Yews aren't always bushy enough for a space you want to be really green

We already had a spruce from our early days here which everybody felt should stay as a carryover from that time, and it is nice to tie that in.

Spruce trees are not quite as soft as they look - the needles are in fact a bit stabby - but I keep wanting to hug these two anyway.  They are just so bunchy!

*I've had problems with sickly boxwood for years and thought it was just me so now I feel so much better about myself.  Again: hats off to Claire.


The white is VERY white - Benjamin Moore's 'Chantilly Lace' which has no undertones - and what is particularly great is that some of what's out there is pressure treated wood protected with opaque stain we had tinted to that colour, and some of it is previously-painted wood we covered with flat paint tinted the same colour so it looks like it's all the same finish.
I will probably say this if I ever get around to doing a post on paint, but we use Ben grade paint now, rather than the top of the line Aura from Benjamin Moore.  Aura is designed to dry very very quickly, which I guess is a plus?  But I'm a fast painter and the drying time is still too speedy for me to finish a section without peeling some off as I got over it with the next overlapping swipe.  Even Ray couldn't get a decent finish with it.  So now we pay less and have better results.  Win win!

Anyway, to return to the top of this post: the bright, stark white of Chantilly Lace is effective because you can't not look at it.  No matter how much you want to see the oversized climbing equipment in the next yard, or the basketball net, or the Hydro truck creeping down the laneway beyond, you canNOT drag your eyes away from the pergola long enough to quite realize you are not, in fact, looking at a small garden room at the back of a pretty house in an English village.

And that whole deception should get a lot easier to believe after we get the finishing touches on next spring.

I should have told my friend that when he asked what the pergola does, don't you think?  I should have said, It makes our home our home, the way we always imagined it.

And in case you were missing the front porch after all the talk about the back yard, here it is:


The front porch was SUCH a nightmare to rebuild.  I didn't want to have to go on with the constant maintenance we used to have to do - scraping and painting the wood every summer - so we actually bought and paid for delivery of vinyl railings that turned out to look utterly awful, as well as impossible to put together properly.  We had to eat that whole expense, and start over with wood, which Ray had to improvise into a hefty handrail because there was no such thing available ready made.

(What he came up with was a genius solution and sometime when there's no snowstorm outside, if you're interested, I will take pictures and explain.  For now: let's just think grateful thoughts of Ray and also throw some serious side eye at the raccoons who climbed all over the handrails one night last summer and gouged claw holes into part of it.)


Looking at the beautiful shadows across the floor of the porch in that picture reminds me of my old life when this house was tiny and I was a knitting fiend, publishing posts here every day of something new I was working on, usually with images of them posed on the front porch (and especially in the shadows from the pickets!)  I had inexhaustible energy, and people started their day reading my words on purpose because it was a happy way to begin - that meant so much to me.

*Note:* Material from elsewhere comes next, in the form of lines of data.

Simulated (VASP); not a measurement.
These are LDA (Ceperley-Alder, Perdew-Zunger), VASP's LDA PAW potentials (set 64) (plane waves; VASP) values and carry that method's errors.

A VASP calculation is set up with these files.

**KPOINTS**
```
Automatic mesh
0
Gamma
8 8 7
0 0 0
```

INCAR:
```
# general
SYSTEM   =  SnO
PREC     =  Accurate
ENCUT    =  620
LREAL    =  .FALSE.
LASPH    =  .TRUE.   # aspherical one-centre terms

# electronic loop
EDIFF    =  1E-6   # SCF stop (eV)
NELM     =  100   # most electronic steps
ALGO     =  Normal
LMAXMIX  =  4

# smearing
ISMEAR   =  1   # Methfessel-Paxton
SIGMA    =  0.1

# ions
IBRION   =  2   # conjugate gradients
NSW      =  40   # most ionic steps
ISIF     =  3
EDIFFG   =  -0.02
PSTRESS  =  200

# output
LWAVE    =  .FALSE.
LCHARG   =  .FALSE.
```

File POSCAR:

The online world has changed a lot since then... Instagram wasn't even a thing at the time, or else not as big a thing.  Pictures have become much more important to people than words, don't you find?

I'm still trying to figure out my new life, now that it doesn't revolve around renovation or lighting selection.  I am writing more now (yay!) and knitting less (wha?), unsure of what among the things I'm doing will interest people, and still dealing with the loss of my old computer/camera setup that made it so easy to get pictures from creation to publication.

All of which is to say: sorry for the long absence, as well as the one that may well follow it!  And especially: thanks for dropping in to read this Hug.


Take care of yourself and I hope we meet up here again soon!